I think every single time I've mixed hot water into my mash tun I've left the valve open and freaked out when hot wort started shooting out. You'd think I would learn. Maybe I shouldn't drink while I brew. :)
 
Never brew without having one. The trick is only a few.....a few six pacs!! Well as they say get back in the saddle. If you get knocked down get back up and do it again. So I have three beers lined up to brew today with a friend.
"Dear Home Brew Spirit- May today be a spill proof day and Bless this sweet wort we are about to make-aho":ban: :rockin:
 
The trick is to sanitize and close valves first, THEN start the mash water and pour a homebrew. I often setup the equipment the day before and check my ingredients against the recipe. This shaves an hour off of the brewing day and really cuts accidents (note: I didn't say it eliminates them completely).
 
You are right about planning and being prepared. The day started at 10am and three batches later we finished at midnight. No spills this time only smooth brewing. We did pace our drinking to keep a better focus.
 
Then there was the time I tapped my first Cornelius keg in the kitchen.
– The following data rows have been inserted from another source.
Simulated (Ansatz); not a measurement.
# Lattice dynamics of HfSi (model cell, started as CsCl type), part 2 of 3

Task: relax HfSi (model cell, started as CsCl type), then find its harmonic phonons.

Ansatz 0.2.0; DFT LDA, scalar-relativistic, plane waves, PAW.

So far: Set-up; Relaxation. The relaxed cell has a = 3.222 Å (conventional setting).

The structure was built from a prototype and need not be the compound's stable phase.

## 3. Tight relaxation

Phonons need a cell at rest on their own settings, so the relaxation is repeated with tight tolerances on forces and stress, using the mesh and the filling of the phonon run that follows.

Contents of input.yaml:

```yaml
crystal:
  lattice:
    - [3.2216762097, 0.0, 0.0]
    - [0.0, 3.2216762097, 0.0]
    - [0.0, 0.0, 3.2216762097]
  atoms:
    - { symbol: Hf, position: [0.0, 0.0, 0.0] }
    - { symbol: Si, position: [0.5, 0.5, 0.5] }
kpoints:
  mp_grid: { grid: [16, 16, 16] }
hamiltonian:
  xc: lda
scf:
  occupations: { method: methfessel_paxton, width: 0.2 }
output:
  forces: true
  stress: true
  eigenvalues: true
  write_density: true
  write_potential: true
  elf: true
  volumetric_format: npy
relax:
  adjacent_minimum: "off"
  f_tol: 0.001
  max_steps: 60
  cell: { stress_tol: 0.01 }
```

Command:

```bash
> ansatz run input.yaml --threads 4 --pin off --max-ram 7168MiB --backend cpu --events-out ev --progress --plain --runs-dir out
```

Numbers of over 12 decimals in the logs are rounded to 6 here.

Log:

I left the picnic tap in the "Clean Postion" you know, locked open. That cost me probably 1/2 gallon of beer, a night in the doghouse for making a mess plus a night for wasting good wheat Dunkel that had been brewed just for her and I had to deep clean the kitchen.
 
My hat goes off to those of you who brew in doors. After a couple of batches brewed in a day I look around the deck and cant imagine making that mess inside. Especially the 2 gallons that spilled. My wife is understanding yet that would have been a serious mess. The good part of brewing outside is a quick spray down of the deck and no trace of those boil overs. I dont know how you convinced your wife to let you keep brewing indoors.